BINGO PINBALLS

 

Techno Stuff
How They Work - Spin Cycle - Feature Unit Step-up

supercard disc
surf club
supercard disc diagram - click for big version

There's actually three feature discs in Surf Club. The selection feature disc is covered elsewhere. Remaining are the hold feature and the supercard feature discs. The supercard disc is the more interesting of the two, so we'll look at that one in detail, and kinda skim over the hold feature disc.

Score Disc and Mixer #2

Just for a change of pace, we'll work our way down starting at the purple circuit, which is the 50V feed coming from mixer #1 and the reflex unit (same as was feeding the score disc). Some details of this part of the circuit are in the extra balls section. The main difference is the EB trip #1 relay is flopped the other way now, so we have wire #50-10 connecting to wire #83, bypassing mixer #2 when the odds are at step 2. This changes the odds of the 50V squirting out the right side to the following:

score unit step payout level # rivets odds
reset/1 4/16/96 3 12.50%
2 6/20/96 n/a (bypass) 100%
3 8/24/100 13 54.17%
4 12/32/100 13 54.17%
5 18/48/150 9 37.50%
6 36/72/150 9 37.50%
7 48/100/192 5 20.83%
8 64/200/300 5 20.83%

feature step-up
surf club
feature step-up

Spotting Disc and the Supercard Unit

The purple circuit feeds the 50V into the spotting disc, and also guarantees that the first teaser light on supercard #1 lights regardless of where the spotting disc wipers stop. The orange circuit does the same thing for supercard #2. The way it works is three teaser lights illuminate in sequence for steps 1-3, and at step 4 the first supercard lights. step 5-7 are three more teaser lights, and at step 8 the second supercard lights.

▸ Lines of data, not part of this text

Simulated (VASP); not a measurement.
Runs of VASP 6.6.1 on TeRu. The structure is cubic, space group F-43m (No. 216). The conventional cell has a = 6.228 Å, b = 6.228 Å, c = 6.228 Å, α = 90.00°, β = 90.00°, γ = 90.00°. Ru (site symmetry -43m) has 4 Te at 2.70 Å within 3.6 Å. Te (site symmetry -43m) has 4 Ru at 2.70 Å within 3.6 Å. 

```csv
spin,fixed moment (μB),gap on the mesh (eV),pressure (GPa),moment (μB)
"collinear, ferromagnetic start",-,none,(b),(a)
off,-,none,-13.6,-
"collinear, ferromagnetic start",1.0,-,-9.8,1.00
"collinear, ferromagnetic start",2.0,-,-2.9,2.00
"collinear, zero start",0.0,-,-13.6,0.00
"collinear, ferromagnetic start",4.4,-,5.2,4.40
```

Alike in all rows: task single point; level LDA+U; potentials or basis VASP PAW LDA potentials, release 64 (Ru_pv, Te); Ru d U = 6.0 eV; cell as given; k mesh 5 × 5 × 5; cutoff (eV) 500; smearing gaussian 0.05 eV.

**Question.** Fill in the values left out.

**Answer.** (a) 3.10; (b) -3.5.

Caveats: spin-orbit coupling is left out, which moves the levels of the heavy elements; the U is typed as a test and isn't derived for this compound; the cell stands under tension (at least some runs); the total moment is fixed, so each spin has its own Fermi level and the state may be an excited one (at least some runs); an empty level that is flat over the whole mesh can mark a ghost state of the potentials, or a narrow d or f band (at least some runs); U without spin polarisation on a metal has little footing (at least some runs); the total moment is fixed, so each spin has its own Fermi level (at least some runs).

It's also possible to light both supercards during the game play by hitting one of the rollover buttons. This is handled by feeding 50V into the "run to top" circuit.

There's three that can happen on the supercard unit:

  1. single step - advance unit 1 step
  2. run-to-card #1 or #2 - enable card #1 (#2 if #1 already enabled)
  3. run-to-top - enable both super cards immediately

Now here's where this circuitry is interesting. Single stepping is different for cards #1 and #2. On card #1, wire #41-7 is doing it, and once card #1 is lit, then wire #43-7 takes over and does single stepping for card #2. Likewise, there are seperate circuits for "run-to-#1 supercard" and "run-to-#2 supercard". The run-to-#2 circuit is dead unless the unit has advanced to at least step 4 (supercard # is lit). Run-to-top possible available all the time.

According to the manual, you can't single step from position 3 to position 4, which means you must use the run-to-#1 circuit or the run-to-top to enable supercard #1. In other words, it's probably easy to light the first three teasers, and lots harder to enabled the first supercard. Let's find out. The numbers in parenthesis indicate adjustable odds obtained by wiring additional solder lugs on the spotting disc. Run-to-top odds are always 4% (6%)(8%).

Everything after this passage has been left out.